USA’s first openly gay Attorney General eager to step into new role

Massachusetts Attorney General Maura Healey

Massachusetts Attorney General Maura Healey Steven Senne, AP

Massachusetts Attorney General-elect Maura Healey will become the nation's first openly gay state attorney general when she takes office in January.Steven Senne, AP

Massachusetts Attorney General-elect Maura Healey will become the nation’s first openly gay state attorney general when she takes office in January.

BOSTON — Maura Healey says she wants to be an attorney general who isn’t afraid to stick her neck out — a trait that could come in handy as she faces a slew of knotty issues, from monitoring casino gambling to grappling with the growing influence of money in politics.

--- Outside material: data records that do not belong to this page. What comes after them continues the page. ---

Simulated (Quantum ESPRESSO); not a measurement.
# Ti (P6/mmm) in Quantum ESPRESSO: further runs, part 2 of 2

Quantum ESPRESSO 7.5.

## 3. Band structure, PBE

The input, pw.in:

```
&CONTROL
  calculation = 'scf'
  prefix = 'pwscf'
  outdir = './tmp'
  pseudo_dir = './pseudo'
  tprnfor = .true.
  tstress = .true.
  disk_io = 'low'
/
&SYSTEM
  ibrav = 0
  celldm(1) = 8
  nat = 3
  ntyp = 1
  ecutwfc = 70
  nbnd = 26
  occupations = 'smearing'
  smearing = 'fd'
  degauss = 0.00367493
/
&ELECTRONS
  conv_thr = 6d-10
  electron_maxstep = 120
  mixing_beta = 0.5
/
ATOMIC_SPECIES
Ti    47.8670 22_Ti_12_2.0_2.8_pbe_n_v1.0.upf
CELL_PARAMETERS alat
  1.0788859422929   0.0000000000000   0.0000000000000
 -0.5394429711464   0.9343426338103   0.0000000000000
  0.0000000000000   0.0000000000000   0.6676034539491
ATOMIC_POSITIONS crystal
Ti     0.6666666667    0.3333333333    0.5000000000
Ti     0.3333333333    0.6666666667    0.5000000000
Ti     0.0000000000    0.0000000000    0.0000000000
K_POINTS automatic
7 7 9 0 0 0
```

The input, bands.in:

In an interview with the Associated Press, Healey said her experience helping lead the fight against the federal Defense of Marriage Act in Attorney General Martha Coakley’s office showed her the importance of going “against the tide and even against public opinion if you feel like it’s the right thing to do.”

Even before taking office, Healey made news by becoming the nation’s first openly gay elected attorney general.

Healey said that she’s glad the barrier has been broken but that it won’t influence her decision-making.

“To the extent that it may make some young LGBT kid out there be less afraid or not wonder about what’s going to happen to him or her, or make them feel like they can be anything they want to be, or do anything they want to do, that’s great,” she said.

There’s no shortage of pressing issues awaiting Healey — from foreclosures to student loan debt to what she portrayed as the corrosive influence of money in politics exacerbated by the U.S. Supreme Court‘s Citizens United decision.

Healey said the impact of that money has been “incredibly detrimental” by diluting the voice of voters. She said she hasn’t ruled out pursuing legislation or litigation.

“There might be,” she said. “More on that later.”

Another challenge facing Healey is the launch of casino gambling in Massachusetts.

The 2011 law that legalized casinos also created a new division within the attorney general’s office charged with battling gambling-related crimes — from public corruption and predatory lending to debt collection, human trafficking and unfair labor practices.

Healey said she’ll also be watching for increases in gambling addiction among young people.

Even though the foreclosure crisis appears to have eased, Healey said it isn’t over, and she expects to be working with homeowners who refinanced during the lending bubble and will begin to see their balloon payments kick in.

“That’s what you get to do in an office like the attorney general’s office. At the end of the day, people are coming to you with problems,” she said. “Our job is to help solve those issues.”

Healey’s win has thrust her into one role she seems less comfortable embracing.

With her success — combined with Coakley’s failed bid for governor — Healey, 43, is suddenly a top player in the Massachusetts Democratic Party. Some are already eyeing her as a future candidate for governor.

“I leave it to the political pundits and others to evaluate or assess that,” she said.

As she prepares for her new job, Healey has already met with legislative leaders and Republican Gov.-elect Charlie Baker. While she backed Coakley during the campaign, Healey hopes to have a strong working relationship with Baker.

She said the two share some concerns, including combating heroin and prescription drug addiction.

“While we may not always agree, there will be clear lines of communications,” she said.

Healey said that while part of her job is to defend the state against lawsuits, she said there are limits to when she would use that authority.

“If, for example, I believed that the state was engaged in policies or practices that were unconstitutional, that violated the law, I’d be the first to say that needs to be corrected,” she said.

Another area where Healey said she wouldn’t hesitate to go up against Beacon Hill is in responding to allegations of public corruption.

Past attorneys general who have gone too hard on the state’s political heavyweights have found it harder to make the leap to higher office.

“What’s right is right and what’s wrong is wrong, and any allegation of corruption … is something that I’m going to make sure we investigate and prosecute vigorously,” she said. “I don’t worry about the implications for me.”